Dead words walking are words and expressions that are part of today's vernacular, but deserve to be on Death Row, awaiting execution. Part One consists of words heard many times a day on broadcast media. These words and phrases have been convicted; many suspects still roam the streets. If you hear one, cover your ears and call the authorities.
Walking It Back -- As in, "He ran his big mouth yesterday, and today is busy walking it back."
But once the horse slips from the stable and canters into the world, it's too late. It doesn't matter if the statement is an outright lie (which is usually the case), or an unfortunate choice of words, or just accidental blurting (which is likely to be the truth). You can lasso Dobbin and walk him back to his stall, but his tell-tale hoofprints remain in the world. Excuses and explanations may be possible--occasionally even good ones--but there is no walking back the talk. Let's stop pretending there is and turn this expression into dog food.
At the End of the Day -- This means "ultimately" or "finally" or, if you're feeling dramatic, "in the end." Not exciting words, so the first time you heard "at the end of the day," you may have found it refreshing or colorful. Then the media magpies snatched it up and flew in raucous circles. Now it's not unusual to hear it from the same talking head several times in a five-minute segment. At the end of the day, an example must be made of the next public figure to use this expression.
Thinking Outside the Box -- Some say this expression came to us from Madison Avenue admen; others insist that it comes from the cutting edge world of scientific and technological innovation. Wherever it came from, it needs to be put back in the box. Nowadays, it's used whenever a teenager is deciding whether or not to invest in a tattoo. What we really need to do is apply old, tried-and-true solutions to current problems. Current, not new problems, because human problems are never new--only their context. Here's an idea: how about thinking inside the box for awhile? We might learn something.
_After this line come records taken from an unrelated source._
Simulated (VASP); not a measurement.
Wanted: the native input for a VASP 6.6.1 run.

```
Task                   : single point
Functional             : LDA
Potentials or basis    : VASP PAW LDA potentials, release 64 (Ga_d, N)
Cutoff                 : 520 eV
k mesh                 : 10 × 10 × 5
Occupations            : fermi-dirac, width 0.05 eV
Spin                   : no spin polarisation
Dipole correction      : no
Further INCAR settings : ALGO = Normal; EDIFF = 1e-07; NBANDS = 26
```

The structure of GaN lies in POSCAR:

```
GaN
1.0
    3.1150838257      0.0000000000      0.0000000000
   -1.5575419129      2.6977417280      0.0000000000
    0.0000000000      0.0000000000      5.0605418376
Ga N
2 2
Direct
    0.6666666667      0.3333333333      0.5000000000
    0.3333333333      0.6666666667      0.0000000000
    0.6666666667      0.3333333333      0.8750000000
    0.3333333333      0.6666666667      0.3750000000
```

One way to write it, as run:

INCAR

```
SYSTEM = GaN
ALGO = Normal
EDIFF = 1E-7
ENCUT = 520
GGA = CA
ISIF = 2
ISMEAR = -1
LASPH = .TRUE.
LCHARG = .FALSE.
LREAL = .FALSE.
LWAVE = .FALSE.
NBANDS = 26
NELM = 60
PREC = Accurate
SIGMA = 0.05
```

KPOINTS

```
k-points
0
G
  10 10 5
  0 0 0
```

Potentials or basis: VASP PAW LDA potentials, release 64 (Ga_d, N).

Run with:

Sausage-Making -- "Laws are like sausages; it is better not to see them being made." --Otto Von Bismarck. He added "Out of respect for sausages." In the Obama era, permutations of this aphorism are favored by left-wing newscritters pretending to be moderates. They use this to suggest that the strong-arming and bribery employed to ram through, say, ObamaCare, are business as usual. This is, well...baloney. Bismarck (often credited as the first big government progressive, as well as the father of the welfare state) meant that politics and legislating involved unsavory horse-trading and tit-for-tat favor swapping, but the Obama-Pelosi-Reid Axis of Ego has plumbed new depths of legislative depravity. At least for America. This expression must be ground up, encased and fed to pet Democrats.
Game Changer -- This new cliche hails (as so many do) from the sports world, where it means any big play which alters the flow and eventual outcome of a game. It's harmless and has only become offensive because everyone--everyone--in media (all of whom suffer from cutesiness and echolalia) uses it incessantly, for every petty morsel of breaking news. Let's bench it before it makes a game-changing mistake.
Orientated -- If you become oriented, you are not turning Japanese, no matter how much you think so. To become oriented is to be familiarized with new surroundings or a new situation, or to be placed in proper relationship to that which is. To be disoriented is probably to be drunk. The process of becoming oriented is called orientation. But there is no such word as "orientated." I don't care how many times you've heard it. And any hairdo who uses it should be immediately frog-marched off the set.
Tipping Point -- This has taken the place of turning point, but conveys a spicier sense of urgency and inevitability. The tipping point of a situation occurs at the same instant as the game changer. Although overused, it's colorful, and I wouldn't really mind it except for the fact that, just as we don't know what play, if any, was the game changer until the game is over, we don't really know where the tipping point was until the tipped object actually crashes to the ground. The other tipping point comes at the end of a restaurant meal, but doesn't concern us here.
Dysfunctional -- Any word entering this dimension from the realm of psychobabble is suspect--this one more than most. My chief objection to it is that it is meaningless. These days, anything that doesn't work perfectly from the perspective of everyone involved is dysfunctional. Ergo, everything's dysfunctional. Every organization, every system, every relationship--especially the family. I have a question for you: Did you survive into adulthood? If yes, then your family was functional. Not perfect, but then neither are you.
Going Forward -- This one--meaning "from now on"--was probably conceived by the same people who brought us "at the end of the day." With a key difference. While "end of the day" is abused by the full political spectrum, "going forward" is abused exclusively by progressive leftists, who favor imagery that promotes relentless forward progress down the yellow brick road to the Emerald City of Mankind. The left is moving on.org, never looking back, nor, since they're wearing blinders, side to side. They only have eyes for the finish line. And then what?